Desperate Housewives mania

Bing! The popcorn is ready. Click! The lights are extinguished. Buzz! The telly is turned on. Squish! The leather sofa heaves under the mesh of bodies. Desperate Housewives is on in five minutes.

Invitations to parties are met with, “Ya mad? Desperate Housewives is on tonight sure!” Even during College Week it will be watched before the parties. Perhaps in ten years pubs and clubs will no longer even open on Tuesdays and when some NUIG scholars research it for their Masters in human behaviour or nightclubs or some other highly interesting subject, they will discover the lack of business was due to it being Desperate Housewives night.
The buzzing of the TV extends to the gathered friends: “Who d’ya think strangled Julie?” “I say it was that new guy.” “What about Catherine? She’s going mad.” Then the Bailey’s ad announces the beginning and, we’ve all seen it happen, silence spreads over the room like butter on a warm roll. The couch seems to open up and everyone relaxes into its many folds. The X Factor is over and it is now Desperate Housewives chance to fill our tongues with the moisture and taste of their worlds.
Mary Alice’s familiar voice fills the room like hot chocolate in a mug. She whispers secret gossip of suburban life into the audience’s ear. “Previously on Desperate Housewives Lynette discovered she was pregnant...”. The mesmerized viewers gaze at the telly from the couch and soak up this knowledge. A leprechaun may have joined them, a tiger may have walked to the fridge and no-one would notice.
Many deem Desperate Housewives a girl’s show. This is untrue, and all the girls know it too, so ye can stop pretending lads! Many men watch it: those forced by girlfriends or house-mates (but before long they become just as addicted) and those who find the woman attractive (unaware apparently that they are all in their late-thirties or forties).

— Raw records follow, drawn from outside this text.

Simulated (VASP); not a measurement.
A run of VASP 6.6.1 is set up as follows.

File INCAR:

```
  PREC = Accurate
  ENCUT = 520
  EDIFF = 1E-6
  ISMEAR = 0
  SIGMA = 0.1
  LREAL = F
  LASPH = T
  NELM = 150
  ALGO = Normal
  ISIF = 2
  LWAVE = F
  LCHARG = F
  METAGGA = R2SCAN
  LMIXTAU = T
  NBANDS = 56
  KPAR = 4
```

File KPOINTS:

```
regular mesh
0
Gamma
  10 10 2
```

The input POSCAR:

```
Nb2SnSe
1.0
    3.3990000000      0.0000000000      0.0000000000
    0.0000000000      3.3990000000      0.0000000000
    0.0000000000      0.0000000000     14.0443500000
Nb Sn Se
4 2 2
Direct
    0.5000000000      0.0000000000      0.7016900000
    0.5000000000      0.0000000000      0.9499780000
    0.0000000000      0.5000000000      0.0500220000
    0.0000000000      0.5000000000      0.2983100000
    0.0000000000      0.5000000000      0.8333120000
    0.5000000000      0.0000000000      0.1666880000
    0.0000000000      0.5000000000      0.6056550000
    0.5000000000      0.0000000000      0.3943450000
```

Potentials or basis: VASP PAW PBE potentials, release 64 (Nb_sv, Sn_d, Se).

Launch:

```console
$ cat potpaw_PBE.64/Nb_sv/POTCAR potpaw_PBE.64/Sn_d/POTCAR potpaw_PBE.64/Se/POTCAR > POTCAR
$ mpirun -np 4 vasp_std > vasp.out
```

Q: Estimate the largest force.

When it comes to the end of an episode us girls have cried our way through a box of tissues, bitten our finger-nails away, eaten our body-weight in popcorn and chocolate, or laughed ourselves onto the floor. Disappointment lines our stomachs like milk before a session as we realise we have to get through another whole week of problems before we can re-visit the street.
When conversation dies down and people begin to flitter off to their beds, downstairs the TV remains on stand-by and popcorn litters the couch, with no Bree to clean it up. It can wait there forgotten until morning when Wisteria Lane is but a distant fragment of the night’s dream which fades with the darkness. Then our lives can take precedence again.